The broadband Internet access market is gaining momentum in Britain, with the total number of superfast lines delivering speeds in excess of 25Mbps set to pass the 250,000 mark this April - according to the latest market study by Point Topic.
Point Topic's Chief Analyst, Tim Johnson, says the number is still quite modest -- currently only 1 percent of homes in Britain -- it does mean that superfast broadband could be in a position to follow in the footsteps of first-generation broadband that was deployed 10 years ago.
"We went on from there to reach over 13 million broadband lines within five years," he said. "Now we have over 19 million. It's dangerous just to assume that history will repeat itself -- but it's still a good pointer to what will happen to superfast broadband in this decade."

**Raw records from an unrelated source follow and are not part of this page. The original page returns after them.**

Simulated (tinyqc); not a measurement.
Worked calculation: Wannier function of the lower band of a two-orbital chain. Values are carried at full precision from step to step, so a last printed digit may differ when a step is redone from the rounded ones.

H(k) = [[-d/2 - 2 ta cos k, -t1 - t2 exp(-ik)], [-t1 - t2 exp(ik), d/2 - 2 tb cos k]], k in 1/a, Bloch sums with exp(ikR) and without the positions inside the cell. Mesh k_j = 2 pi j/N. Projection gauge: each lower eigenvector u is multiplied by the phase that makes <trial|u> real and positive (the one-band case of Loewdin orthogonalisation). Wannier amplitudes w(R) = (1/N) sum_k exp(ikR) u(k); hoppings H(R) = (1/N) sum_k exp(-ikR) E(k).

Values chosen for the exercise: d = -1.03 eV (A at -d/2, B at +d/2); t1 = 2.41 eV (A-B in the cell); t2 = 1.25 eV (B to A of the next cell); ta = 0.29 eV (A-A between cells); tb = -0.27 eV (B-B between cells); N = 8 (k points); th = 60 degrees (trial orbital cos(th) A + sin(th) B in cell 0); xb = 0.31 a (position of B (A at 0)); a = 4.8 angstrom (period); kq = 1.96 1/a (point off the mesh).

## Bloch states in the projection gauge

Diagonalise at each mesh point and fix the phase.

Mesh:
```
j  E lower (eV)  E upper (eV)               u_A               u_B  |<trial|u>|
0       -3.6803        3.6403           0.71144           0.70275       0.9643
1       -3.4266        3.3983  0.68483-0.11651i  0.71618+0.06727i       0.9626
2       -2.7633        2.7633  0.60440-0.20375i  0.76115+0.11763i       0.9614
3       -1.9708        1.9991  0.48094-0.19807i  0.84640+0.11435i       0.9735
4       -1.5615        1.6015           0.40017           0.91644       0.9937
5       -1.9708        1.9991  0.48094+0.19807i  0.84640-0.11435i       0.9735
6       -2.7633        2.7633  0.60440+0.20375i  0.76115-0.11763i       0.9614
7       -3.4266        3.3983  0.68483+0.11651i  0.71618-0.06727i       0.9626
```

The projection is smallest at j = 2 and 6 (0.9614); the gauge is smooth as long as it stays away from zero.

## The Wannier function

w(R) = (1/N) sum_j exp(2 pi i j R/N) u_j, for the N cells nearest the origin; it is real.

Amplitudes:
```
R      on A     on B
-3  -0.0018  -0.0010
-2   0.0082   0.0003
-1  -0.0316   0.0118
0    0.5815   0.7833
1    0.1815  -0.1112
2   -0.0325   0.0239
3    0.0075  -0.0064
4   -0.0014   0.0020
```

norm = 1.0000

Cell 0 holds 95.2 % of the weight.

Point Topic's estimates for the current penetration are based on its market data from the end of 2010. These show there were 175,000 superfast broadband lines in use by then. The majority were for the 118,000 Virgin Media customers signed up to the 50 megabits per second (50Mbps) cable broadband service.
The remaining 57,000 subscribers were getting superfast broadband over telecom infrastructure owned by incumbent telco BT and alternative network operators (altnets).
Projecting these figures forward and allowing for some increase in growth suggests there were about 236,000 superfast lines by the end of March.
"At that rate we should pass the quarter-million milestone sometime between now and the end of April," said Johnson.
Virgin Media customers are all being served using the DOCSIS 3 standard over co-axial cable infrastructure. As of the year end in 2010, another 3,700 superfast end-users had fibre all the way to their homes (FTTP) giving them up to 100Mbps download speeds or even more.
The remaining 53,000 or so had fibre to their local BT street cabinet (FTTC) with very-high-speed DSL (VDSL) over the last few hundred metres of the telephone line to their homes.
In December 2010 the great majority of the BT lines were sold by BT Retail as their BT Infinity superfast broadband service. An estimated 3,000 were BT Wholesale lines resold by over 20 different ISPs, all relatively small ones so far. The remainder were at BT pilot sites for its FTTP service.
Of course, "superfast" broadband is a relative term. Meaning, compared to some of the high-speed broadband benchmarks already set in the leading Asia-Pacific markets (Hong Kong, South Korea, etc), the UK definition appears modest or even slow by comparison.